In their song "Revolution," the Beatles sang "We all want to change the world."
Now, according to Hungarian baby boomers, the Fab Four might have done just that.
Andras Simonyi, Hungary's ambassador to the United States, claims that American rock 'n' roll from the Beatles to Jimi Hendrix to Traffic spurred on the reformers during the country's 40 years in the wilderness of communism. In Hungary, in other words, the cry of liberty sounded an awful lot like "La, la, how the life goes on!"
Good for John, Paul, George and Ringo.
Nevertheless, though rock music might have provided the sound-track for Hungary's reformation, we suspect what the East European kids were really hearing in those songs was the sound of free expression; the sound a free people saying and playing what they wanted, how they wanted, where and when they wanted. In his day, Jimi Hendrix gave a lot of aging Americans the willies. But the U.S. government never censored his work. The Hungarian Communist Party did. And that contrast likely sent more than a few young idealists to the barricades to fight for the kind of individuality they heard in the Hendrix Experience.
Chances are good, as well, that young rebels in Hungary who were painters responded to Andy Warhol and that author John Irving likely has fueled the fires of dissent among the nation's novelists.
Young actors might have held up Brando as a standard bearer.

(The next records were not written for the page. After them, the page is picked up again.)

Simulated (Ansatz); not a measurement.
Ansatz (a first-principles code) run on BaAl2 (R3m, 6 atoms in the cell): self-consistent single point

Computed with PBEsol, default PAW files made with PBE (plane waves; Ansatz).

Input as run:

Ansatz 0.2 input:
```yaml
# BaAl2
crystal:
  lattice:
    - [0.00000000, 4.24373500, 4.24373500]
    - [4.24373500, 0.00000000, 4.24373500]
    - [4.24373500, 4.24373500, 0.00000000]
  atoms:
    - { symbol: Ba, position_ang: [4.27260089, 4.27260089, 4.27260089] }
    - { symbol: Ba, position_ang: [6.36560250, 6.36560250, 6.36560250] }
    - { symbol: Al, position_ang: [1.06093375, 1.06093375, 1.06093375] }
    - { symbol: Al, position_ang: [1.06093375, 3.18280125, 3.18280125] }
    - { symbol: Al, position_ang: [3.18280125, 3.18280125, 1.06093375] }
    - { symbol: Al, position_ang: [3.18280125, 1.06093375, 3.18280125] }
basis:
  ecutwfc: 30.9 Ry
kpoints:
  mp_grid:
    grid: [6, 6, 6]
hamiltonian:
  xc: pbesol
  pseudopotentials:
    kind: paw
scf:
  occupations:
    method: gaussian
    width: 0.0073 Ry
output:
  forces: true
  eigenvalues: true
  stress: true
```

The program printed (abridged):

It is ironic, however, that in free nations, the arts are often viewed as subversive (remember the National Endowment disputes over the work of photographer Robert Mapplethorpe?). Sometimes a book will rub people the wrong way and be pulled from the shelves or a movie will be the target of pickets. James Watt banned the Beach Boys from the White House. But the artists are always allowed to express themselves. Their work is not confiscated and burned. And that sense of tolerance is the real spark that kindles a desire in repressed people to throw off the shackles of tyranny.
When people live by solid principles, others resonate to those same principles.
The Beatles' "I Am the Walrus" may not tickle the fancy of everyone; but everyone has a stake in letting it be sung.
Americans should keep that in mind the next time they feel like muffling a rapper.
One person's noise, in the end, just may turn out to be another person's national anthem.